San Antonio Resident Pursues Career in Education Thanks to DACA Program

Julia Verzbickis shared her story via the New York Times Opinion project “American Dreamers”

Julia Verzbickis was 9 years-old when she arrived to United States with her family. With hopes of adjusting her status, the family saw their immigration case crumble due to the ill advice of a “fraudulent” immigration attorney. Julia was just a high school freshman when she discovered she was undocumented.

Despite all of the challenges that Julia faced due to her immigration status, she was determined to make a difference. She graduated top of her class, was admitted to Rutgers University, and went on to apply to DACA a week after he 21st birthday.

Julia describes the benefits DACA has afforded her via a New York Times Opinion section:

The week after my twenty-first birthday, I got notice that my DACA application had been approved. Within 12 hours, I’d applied for a social security card, and within a week, I’d filled out dozens of job applications. I got a license, for the first time, ever.
In November 2014, I got into Teach For America. I was placed in San Antonio, 1,800 miles away from New Jersey. I graduated college the following May, cum laude, with a double-major in English and Journalism.
In August 2015, I started teaching. I also met the man that would become the love of my life. I had a new life in a new state and I was all by myself for the first time ever, and I couldn’t be more excited.
I’ve been teaching middle school since then, and I love it. My kids are amazing. They drive me nuts on any given day, but I love them.

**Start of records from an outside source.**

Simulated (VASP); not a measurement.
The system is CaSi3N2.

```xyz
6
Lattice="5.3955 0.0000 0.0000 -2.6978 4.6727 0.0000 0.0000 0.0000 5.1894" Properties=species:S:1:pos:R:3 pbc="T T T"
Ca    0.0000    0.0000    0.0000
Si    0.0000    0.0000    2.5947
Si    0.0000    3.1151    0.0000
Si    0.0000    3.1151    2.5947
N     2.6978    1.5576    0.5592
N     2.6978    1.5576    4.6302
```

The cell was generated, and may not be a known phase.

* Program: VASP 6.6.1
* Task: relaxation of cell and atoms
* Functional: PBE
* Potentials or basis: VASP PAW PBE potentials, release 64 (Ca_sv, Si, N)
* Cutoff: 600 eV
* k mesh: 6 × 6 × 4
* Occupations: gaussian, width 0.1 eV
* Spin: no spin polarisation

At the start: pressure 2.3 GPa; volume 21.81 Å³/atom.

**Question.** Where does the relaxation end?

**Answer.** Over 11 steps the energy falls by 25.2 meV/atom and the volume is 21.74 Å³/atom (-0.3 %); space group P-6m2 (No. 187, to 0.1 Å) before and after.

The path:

Julia attributes her success to hard work and the DACA program. She worries what would happen to her life is the DACA program was terminated by the Trump administration:

Knowing that I could lose all the freedom I’ve gained is a paralyzing fear. I’ve worked so hard, and my life was just coming together, and now it might fall apart again. I hope that doesn’t happen, but if I’ve learned anything these last 15 years, it’s to hope for the best and prepare for the worst.

Dozens of stories like Julia’s are available via the New York Time’s “American Dreamers” project.